Let’s face it, we’re a nation of procrastinators. From DIY to housework, there are some things we just love not doing.
Now, I’m as guilty as the next person when it comes to putting certain chores at the bottom of my ‘to do’ list. But while a wonky shelf or a dusty mantelpiece aren’t really going to do you any lasting damage if you don’t get round to doing them for another day, or month, or year (or possibly never), continually putting off dealing with your finances is quite different.
Here are three things you must tackle, right now.
1. Don’t put off investing a moment longer
Take two very different people. First there’s Investor A, let’s call them, who diligently invests a lump sum at the start of every tax year. Then there’s Investor B, who is your typical ‘last minute merchant’, leaving it to the eleventh hour to invest just before the tax year ends. Who do you think fares best? Does it, in fact, make any difference at all?

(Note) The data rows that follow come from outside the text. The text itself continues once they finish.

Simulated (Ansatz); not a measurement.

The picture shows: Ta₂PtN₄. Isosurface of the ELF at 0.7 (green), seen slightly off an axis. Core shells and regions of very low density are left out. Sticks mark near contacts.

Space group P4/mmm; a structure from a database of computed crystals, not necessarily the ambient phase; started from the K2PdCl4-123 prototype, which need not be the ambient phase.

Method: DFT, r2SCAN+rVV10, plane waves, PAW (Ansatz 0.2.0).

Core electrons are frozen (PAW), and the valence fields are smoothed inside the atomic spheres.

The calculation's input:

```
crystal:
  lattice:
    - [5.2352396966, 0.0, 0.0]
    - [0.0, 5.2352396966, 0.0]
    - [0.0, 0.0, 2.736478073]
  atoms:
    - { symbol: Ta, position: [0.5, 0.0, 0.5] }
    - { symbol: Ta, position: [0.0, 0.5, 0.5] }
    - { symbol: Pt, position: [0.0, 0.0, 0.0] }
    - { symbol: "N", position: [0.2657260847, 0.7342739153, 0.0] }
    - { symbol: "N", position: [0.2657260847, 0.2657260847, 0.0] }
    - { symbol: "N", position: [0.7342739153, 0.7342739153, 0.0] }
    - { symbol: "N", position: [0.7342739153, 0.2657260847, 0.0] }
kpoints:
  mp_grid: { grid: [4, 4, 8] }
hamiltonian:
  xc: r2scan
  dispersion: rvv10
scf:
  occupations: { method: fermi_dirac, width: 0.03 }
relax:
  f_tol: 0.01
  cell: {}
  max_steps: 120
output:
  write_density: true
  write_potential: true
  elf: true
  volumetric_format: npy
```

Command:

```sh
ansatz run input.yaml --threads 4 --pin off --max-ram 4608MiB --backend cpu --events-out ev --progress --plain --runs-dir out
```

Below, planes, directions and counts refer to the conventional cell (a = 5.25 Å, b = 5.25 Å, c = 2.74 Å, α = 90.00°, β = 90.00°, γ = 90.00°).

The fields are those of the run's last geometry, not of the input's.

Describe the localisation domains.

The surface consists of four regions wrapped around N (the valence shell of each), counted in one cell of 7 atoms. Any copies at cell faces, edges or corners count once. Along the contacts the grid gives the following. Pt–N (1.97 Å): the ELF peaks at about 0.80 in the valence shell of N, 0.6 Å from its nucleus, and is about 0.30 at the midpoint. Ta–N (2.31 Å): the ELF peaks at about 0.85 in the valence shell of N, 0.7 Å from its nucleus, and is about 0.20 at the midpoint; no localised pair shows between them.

The answer to that is yes, it makes a huge difference when you invest. Figures from Fidelity show that there’s a more than £8,000 difference between the fortunes of Investor A, who invests at the start of the tax year, and Investor B, who leaves it until the last minute1.
Of course, not everyone will have a lump sum at hand to invest at the beginning of each tax year, but it’s worth noting that Investor C, who we haven’t met before, but who invests a regular monthly sum into their ISA, is still over £6,000 better off than Investor B who leaves it to the last minute.
The trick is to start investing now. You don’t need huge sums to get started. You can save as little as £50 a month in hundreds of funds, including our preferred Select 50 funds.
Building a diversified portfolio, including everything from US smaller companies to FTSE 100 giants, gold to bonds and property to emerging markets, means that you can easily spread the risk and increase your chances of better returns, whatever happens.
Make sure you use your ISA allowance as well and shield your gains from the tax man. In the current tax year you can invest up to £15,240 within an ISA.
2. Tidy up your pensions
If you’ve worked for a number of employers over your career, chances are that you’ll have accumulated several pension pots. Having all these pots in one place makes it easier to monitor and manage your pension savings.
While checking your pension might not be a task you exactly relish, at least you can make it a little easier byconsolidating all your pension plans into one pot. Sometimes ‘tidying up’ your pensions can also help you to better focus on your retirement goals.
Make sure you read the small print though as there can be costs involved when moving a pension. Some policies charge you a penalty if you want to access the money before your chosen retirement age.
3. If you haven’t got a pension, start one now
You are never too young to start putting something away for your ‘twilight years’. While that may be decades away, that’s all the more reason to start saving now. The longer your investments have to grow, the better. So start small, but start now.
The government’s auto-enrolment initiative is making joining your company scheme easier. And joining is a no-brainer, especially if your employer contributes to your pension pot. That’s tantamount to a pay rise. You might not be able to get your hands on the money until you’re 55 at the earliest, but your future self will thank you when you do.
If you’re self-employed or not eligible to join a company scheme then opening a personal pension or a SIPP is a good way of utilising the valuable tax perks that come when you save into a pension. HM Revenue & Customs will top-up your contributions at your basic rate of tax. This means you only have to make contributions of £2,880 a year to have a total of £3,600 added to your pension pot. Higher rate taxpayers can claim additional tax back through their self-assessment tax return.
1 Fidelity International, April 2016, based on the full ISA allowance being used each year since the 2005/6 tax year.
The value of investments and the income from them can go down as well as up and investors may not get back the amount invested. Eligibility to invest into an ISA or a SIPP and the value of tax savings depends on personal circumstances and all tax rules may change. You will not be able to withdraw money until you reach age 55 with a SIPP. The Select 50 is not a recommendation to buy or sell a fund. This information does not constitute investment advice and should not be used as the basis for any investment decision nor should it be treated as a recommendation for any investment. Fidelity Personal Investing does not give personal recommendations. If you are unsure about the suitability of an investment, you should speak to an authorised financial adviser.